The miners say the lawsuit is perplexing, because in the past they have met with representatives from the Karuk Tribe to discuss issues and had been able to find solutions.
“We created our own regulations among ourselves,” said one of the miners. They reduced the number of dredges in the river and did not dredge near local swimming holes or pools where fish congregate.
Ultimately, the suit claims that dredging causes “significant” disturbance.
The suit states that the mining causes “permanent and or long-lasting impacts to wildlife, fisheries, water quality, recreation and visual resources” and adversely impacts the Tribe. It also alleges that suction dredging can kill or affect coho salmon; bald eagles and northern spotted owls.
These species are listed under the federal Endangered Species Act (ESA).
“Significant” is the key word.
Can the recent Ninth Circuit Court of Appeals decision help the miners?
But “allege” is no longer an acceptable reason to stop an activity. Under the U.S. Ninth Circuit Court of Appeals ruling this spring, there must be actual evidence that a species will be harmed before an injunction can be issued.
In the Pacific Legal Foundation’s win for an Idaho rancher against enviro plaintiffs, real harm to a species must be shown before a court can issue an injunction that would result in serious economic harm. The Karuk’s lawsuit against the Forest Service left the miners out of the suit, but ultimately it will be the suction drudge miners that will be hurt.
When a dredge miner receives a permit from the State of California Department of Fish and Game, the activities allowed have been environmentally analyzed and are accepted as “not significant.”
According to the state codes, suction dredge mining is a low disturbance activity. The Forest Service then provides another permit, which allows the miner to place his equipment in the river for seasonal work.

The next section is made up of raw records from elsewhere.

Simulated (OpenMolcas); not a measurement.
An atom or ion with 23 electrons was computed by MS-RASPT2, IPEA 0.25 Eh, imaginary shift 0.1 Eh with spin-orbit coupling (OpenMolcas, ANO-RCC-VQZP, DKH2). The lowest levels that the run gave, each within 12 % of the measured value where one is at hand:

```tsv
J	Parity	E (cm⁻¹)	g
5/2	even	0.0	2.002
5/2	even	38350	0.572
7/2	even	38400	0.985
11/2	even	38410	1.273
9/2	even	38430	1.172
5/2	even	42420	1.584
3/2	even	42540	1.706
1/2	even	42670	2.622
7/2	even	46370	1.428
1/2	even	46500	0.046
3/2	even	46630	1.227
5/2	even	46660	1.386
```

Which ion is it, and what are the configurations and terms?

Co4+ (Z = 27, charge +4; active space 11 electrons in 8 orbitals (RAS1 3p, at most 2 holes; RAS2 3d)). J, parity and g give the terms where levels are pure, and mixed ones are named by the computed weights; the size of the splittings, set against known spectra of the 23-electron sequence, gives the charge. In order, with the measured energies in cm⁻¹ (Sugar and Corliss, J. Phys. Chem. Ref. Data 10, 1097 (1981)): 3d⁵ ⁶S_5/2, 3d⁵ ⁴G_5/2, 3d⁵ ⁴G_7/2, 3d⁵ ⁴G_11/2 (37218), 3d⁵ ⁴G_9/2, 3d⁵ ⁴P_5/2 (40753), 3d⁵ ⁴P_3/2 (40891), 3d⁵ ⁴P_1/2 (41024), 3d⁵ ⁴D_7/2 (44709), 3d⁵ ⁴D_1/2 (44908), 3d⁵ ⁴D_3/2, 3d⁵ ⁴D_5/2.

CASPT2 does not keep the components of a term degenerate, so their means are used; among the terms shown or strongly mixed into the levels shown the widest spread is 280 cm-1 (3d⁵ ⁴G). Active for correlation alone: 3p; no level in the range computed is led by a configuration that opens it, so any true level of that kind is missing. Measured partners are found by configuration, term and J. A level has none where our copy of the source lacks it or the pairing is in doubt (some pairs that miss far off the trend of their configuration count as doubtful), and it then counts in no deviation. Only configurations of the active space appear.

Suction dredging is like a vacuum that cleans the bottom rocks and gravel in the rivers. In the fall, salmon have been found many times using the dredged gravels for spawning, which produce healthy juvenile fish.
Enviro organizations filed the suit last October
Last October, a lawsuit was filed on behalf of the Karuk Tribe of California by a coalition of environmental groups. Six lawyers from the Environmental Law Foundation, Western Mining Action Project and The First Amendment Project filed the lawsuit using the Endangered Species Act as grounds to stop all mining along local rivers.
The Environmental law Foundation and The First Amendment Project give Oakland for their address. The Western Mining Action Project is based in Boulder, Colorado.
On December 14, 2004, Peg Boland, supervisor for the Klamath National Forest, filed a motion to dismiss the case, but the case was not dismissed. Because the case is still in court, the Forest Service can not comment.
Then on January 14, 2005, a notice of intent to intervene was filed by the New 49ers, Inc. a recreational group that operates gold mining claims along the Klamath, Scott and Salmon Rivers.
Both sides of the lawsuit have filed many other motions during the last eight months.
On March 1, a motion was filed by the New 49er’s claim holders. This one states that the outcome of this lawsuit will affect miners more than Karuks or the Forest Service; and that the miners cannot be properly represented by either the Karuks or the Forest Service. The motion is to intervene in litigation.
The suit has been assigned to Saundra Brown Armstrong, the same federal judge that agreed with environmental groups and shut-off the irrigation water to 1,400 family farms in the Klamath Project of the Bureau of Reclamation in the 2001 year.